Chavez in an urban environment, sitting on the bottom steps of a concrete staircase with metal railing. Shoulder-length dark hair, wearing make-up, plaid black and white flannel over a Frida Kahlo sugar skull t-shirt, green pants, and black Doc Martens.

Sarah A. Chavez, a California mestiza living in the PNW, is the author of the poetry collections, Hands That Break & Scar (Sundress Publications), All Day, Talking (dancing girl press), like everything else we loved, (Porkbelly Press) and Halfbreed Helene Navigates the Whole (Ravenna Press’ Triple Series). Recent writing projects have received a 2019-2020 Tacoma Artists Initiative Award, as well as residencies at Dorland Mountain Arts Colony, the Macondo Writers Workshop, and The Writer’s Colony at Dairy Hollow. Her new project, In the Face of Mourning was awarded a 2023 Scholarship & Research grant from the University of Washington Tacoma’s (UWT) School for Interdisciplinary Arts and Sciences. Chavez teaches creative writing and Latinx/Chicanx-focused courses and serves as the poetry coordinator for Best of the Net Anthology.

Trans/Nonbinary Writers Retreat
June 7th-8th, 2024

The Sundress Academy for the Arts is thrilled to announce its Trans/Nonbinary Retreat, which runs from Friday, June 7th, 2024 through Saturday June 8th, 2024. This event will be entirely virtual held via Zoom.  All SAFTA retreats focus on generative writing, and this year’s retreat will also include the following craft talk sessions: “Elegies for Past Selves” and “Writing Together: On the Poetics of Citation.”

The event will be open to trans and nonbinary writers of all backgrounds and experience levels and provide an opportunity to work with many talented authors and poets from around the country, including workshop leaders Evelyn Berry and Aerik Francis, and keynote speaker Ching-In Chen.

The total cost of attendance is $75. Space at this workshop may be limited, so please reserve your place today here.

 

Workshops

Elegies For Past Selves

How can queer writers celebrate, mourn, and complicate literary depictions of our past selves? How do we contend with writing about bodies, self-conceptions, and attitudes that are in transition? How do we hold space in our work for continuing to evolve, stylistically, emotionally, and physically?
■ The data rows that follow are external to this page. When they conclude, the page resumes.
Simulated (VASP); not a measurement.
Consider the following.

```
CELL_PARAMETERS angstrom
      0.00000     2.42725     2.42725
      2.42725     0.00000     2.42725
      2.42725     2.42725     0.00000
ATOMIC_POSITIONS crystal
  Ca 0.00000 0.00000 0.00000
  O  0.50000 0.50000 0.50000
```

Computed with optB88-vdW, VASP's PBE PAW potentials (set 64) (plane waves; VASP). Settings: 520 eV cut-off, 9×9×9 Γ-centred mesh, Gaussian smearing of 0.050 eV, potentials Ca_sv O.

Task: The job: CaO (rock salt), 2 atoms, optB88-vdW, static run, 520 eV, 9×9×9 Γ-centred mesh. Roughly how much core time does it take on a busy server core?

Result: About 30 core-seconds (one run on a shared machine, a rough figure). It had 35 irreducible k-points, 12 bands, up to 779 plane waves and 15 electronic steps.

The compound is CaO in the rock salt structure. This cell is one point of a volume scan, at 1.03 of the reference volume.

In this craft talk, we’ll explore the concept of self-elegy, an act of grieving, understanding, and letting go of our pasts. We’ll chat about the dangers of nostalgia, the urge to revise the past, and the challenges of writing about and through gender transition. We’ll read queer poets who have invented poetic forms (burning haibun, footnote poems, erasures, revisions) that approach these difficult questions. And we’ll discuss strategies, on and off the page, to write about the trans self.

Writing Together: On the Poetics of Citation

“Citations can be feminist bricks: they are the materials through which, from which, we create our dwellings… we can hope to create a crisis around citation, even just a hesitation, a wondering, that might help us not to follow the well-trodden citational paths.”
– Sara Ahmed, Living a Feminist Life

In our current social-political climate where books are being banned, people are being censored, and labor is being replaced by artificial intelligence, cultivating ways to come together and craft lasting sustainable bonds in our work is as urgent as ever. Pushing against the infamous quotation that “creativity is hiding your sources,” this craft talk will explore creative ways to cite our sources and highlight our interlocutors in our poetry. Especially as people with sexual and gender identities that are marginalized, how can we effectively acknowledge the peoples and histories that come together in our writing and art? In this way, citation can be an intimate practice, an artistic endeavor, and/or an open field that combines play and study. In this exploration we will consider the device of allusion, the form of the after poem, methods of poetic annotation and redaction, and the creative approaches to notes and acknowledgments sections of projects. In this exploration we will read work from writers like Danez Smith, Cameron Awkward-Rich, Morgan Parker, Christina Sharpe, Solmaz Sharif, Eve Ewing, Mai Der Vang, Anthony Cody, and Ocean Vuong.

Workshop Leaders

An Asian American person wearing a dark shirt stands in front of a brick wall and smiles.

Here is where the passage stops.